To my mind, the best two hookers in the competition are Cameron Smith and Jake Granville. You know, they both play for the two teams that made the grand final.
It continues to astound me how how under-rated attacking hookers are in Rugby League. Year after year, we see hookers making clear and obvious differences to their teams, particularly when it gets down to the business end of the season.
For me, that comes down to how well-drilled defensive teams are these days, particularly when they are set. So much so that all teams are generally willing to give away penalties, even in their own 20, because they believe that with a set defensive line they can hold out the opposition. Unless you can first effect a break-down in that defensive set-up, it’s very, very difficult - even with the best halves in the world, or the most effective structures - to broach NRL defences.

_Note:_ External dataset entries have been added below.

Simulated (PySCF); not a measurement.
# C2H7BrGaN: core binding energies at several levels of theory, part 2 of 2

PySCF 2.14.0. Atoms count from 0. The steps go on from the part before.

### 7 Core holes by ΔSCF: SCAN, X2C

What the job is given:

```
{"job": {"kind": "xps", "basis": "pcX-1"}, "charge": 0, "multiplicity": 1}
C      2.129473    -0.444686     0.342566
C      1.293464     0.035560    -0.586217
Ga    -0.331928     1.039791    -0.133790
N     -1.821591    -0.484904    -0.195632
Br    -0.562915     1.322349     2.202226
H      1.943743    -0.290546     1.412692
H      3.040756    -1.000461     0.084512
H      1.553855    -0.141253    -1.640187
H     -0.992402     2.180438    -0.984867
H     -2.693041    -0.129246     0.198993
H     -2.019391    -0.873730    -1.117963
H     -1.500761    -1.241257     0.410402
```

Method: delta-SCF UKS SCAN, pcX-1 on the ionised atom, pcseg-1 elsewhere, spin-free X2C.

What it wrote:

There are basically two ways to crack open a defence, so that your rivals don’t quite manage to number up properly. The first is to have a big bopper who can skittle defenders, and cause too many defenders to get involved with the ruck, while effecting a quick play the ball. However, the second is the hooker. The hooker can provide that level of unpredictability in a team’s attack that causes defensive structures to break down. A great hooker is constantly counting the numbers, and poking for holes or vulnerability. A good hooker can suddenly decide to kick when nobody is expecting it. A great hooker turns a quick play-the-ball into a momentum changing charge of dummy half.
At the same time, your hooker is normally your biggest defensive vulnerability in the middle of the park. He can be giving away 30kg and represents an easy target for big forwards to aim at, as first contact.
Yet the hooker is treated as almost a peripheral figure in many teams. Much of the criticism directed as Des Hasler centred around his unwillingness to let his number nine do much more than shuffle the ball from dummy half. Jason Taylor, when ejecting Robbie Farah, stated publicly that he wanted his halves to run the team, not the dummy half. And how many hookers in the competition are on elite money? It would not surprise me if Cameron Smith and perhaps Isaac Luke are the only hookers in the competition on more than $500k per year.
There also seems to be a general unwillingness to “manufacture” a hooker. Most of today’s hookers, grew up playing the role. That despite the fact, that there have been plenty of examples of players shifting into the role with success. Peter Wallace, most recently at Penrith went from has-been to possible Origin contender, and Ben Hunt’s best footy of the year came when he was thrust into the role at Brisbane.
For me, your hooker needs to just be a great all-round footy player. A lot of other positions require very specific traits - you really need a bunch of speed to be successful as a fullback, you need playmaking abilities to be a half, or size to play in the forwards. Your perfect hooker is fast, has playmaking skills and is a strong defender. It means that a hooker with the right skillset could really come from any position. A fullback who doesn’t quite have the necessary speed, a lock who isn’t quite big-enough to play in the forwards, a half who doesn’t quite have the necessary playmaking abilities.
And these experiments don’t have to work straight away. Hookers get better with age. Cameron Smith is obviously playing terrific football deep into his 30s, Jake Granville only made his debut at 24, Michael Ennis probably had his best year both in terms of success and individual performances in his final year.
So hooker is the one role where I think you really need to look outside of the box - and not just pick from the pool of number nines - but to judge players on their all-round playing abilities, and to take the time to manufacture a number nine. Because certainly recent history has shown that when its gets down to September, it’s been the teams that have the elite hookers who are the ones that are going all the way.